Am regular but have NC for this as combined with other posts it might out me. It's about how to approach contact with my soon to be ex sister in law.
BiL and SiL separated in early December and are going through process agreeing what happens with children and money.
Re the children they are very amicable and have agreed an EOW arrangement and holidays. BiL spent Xmas with SiL and her family and the children Re the money they are attending mediation.
Pre-separation I got along well with SiL. DH and I have been together for three years and married for one. Dsil was great and supportive during our wedding (DNiece and Dnephew were in the bridal party) . She was also amazing when DH and his daughter (she is in her mid twenties) were going through a difficult patch and effectively mediated between them.
I've not spoken directly to SiL since the separation. I sent an email saying how sorry I was and that I hoped we'd stay in touch. To which I got a sweet reply. Since then I've sent a few texts (wishing happy Xmas; DNiece happy birthday etc) and had responses. SiL has not initiated contact though. We are Facebook friends and she sometimes has liked my infrequent posts etc.
There are two complicating factors
- I am a lawyer. I don't do divorce work but do a closely related area. I have not and would not give any legal advice to BiL. SiL did ask my advice when one of her friends was trying to leave a difficult relationship and I gave general guidance and signposted to support groups. So she may think I am helping BiL.

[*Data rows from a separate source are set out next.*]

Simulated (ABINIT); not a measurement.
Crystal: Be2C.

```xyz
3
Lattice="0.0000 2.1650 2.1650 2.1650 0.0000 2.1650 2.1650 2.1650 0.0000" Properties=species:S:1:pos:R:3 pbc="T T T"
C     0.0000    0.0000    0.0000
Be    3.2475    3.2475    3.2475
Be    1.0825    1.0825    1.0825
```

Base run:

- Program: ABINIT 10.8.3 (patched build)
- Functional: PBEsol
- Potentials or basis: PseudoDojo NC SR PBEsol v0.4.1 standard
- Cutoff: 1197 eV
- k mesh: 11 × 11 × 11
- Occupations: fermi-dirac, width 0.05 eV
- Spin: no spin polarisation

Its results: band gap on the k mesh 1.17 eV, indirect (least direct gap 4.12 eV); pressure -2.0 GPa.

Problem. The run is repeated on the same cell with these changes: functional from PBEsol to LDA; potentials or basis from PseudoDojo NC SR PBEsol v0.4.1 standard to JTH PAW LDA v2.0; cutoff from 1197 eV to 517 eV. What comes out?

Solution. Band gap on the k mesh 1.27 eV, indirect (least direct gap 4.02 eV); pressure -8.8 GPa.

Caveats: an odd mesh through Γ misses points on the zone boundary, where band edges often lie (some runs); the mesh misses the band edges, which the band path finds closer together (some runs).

- DH is BiL only real support in the separation. FiL though great in many ways is not good discussing emotional issues. BiL does not have many close friends. Dsil has a very close relationship with her mother and sister and a circle of local close friends (I know as she has told me of this in the past).
I would like to stay in touch. I'd like to suggest meeting for coffee. But don't know if that would be awkward for us both. I could keep it to the current level- occasional texts.
So lovely and wise ladies and gents of the relationships board, any thoughts?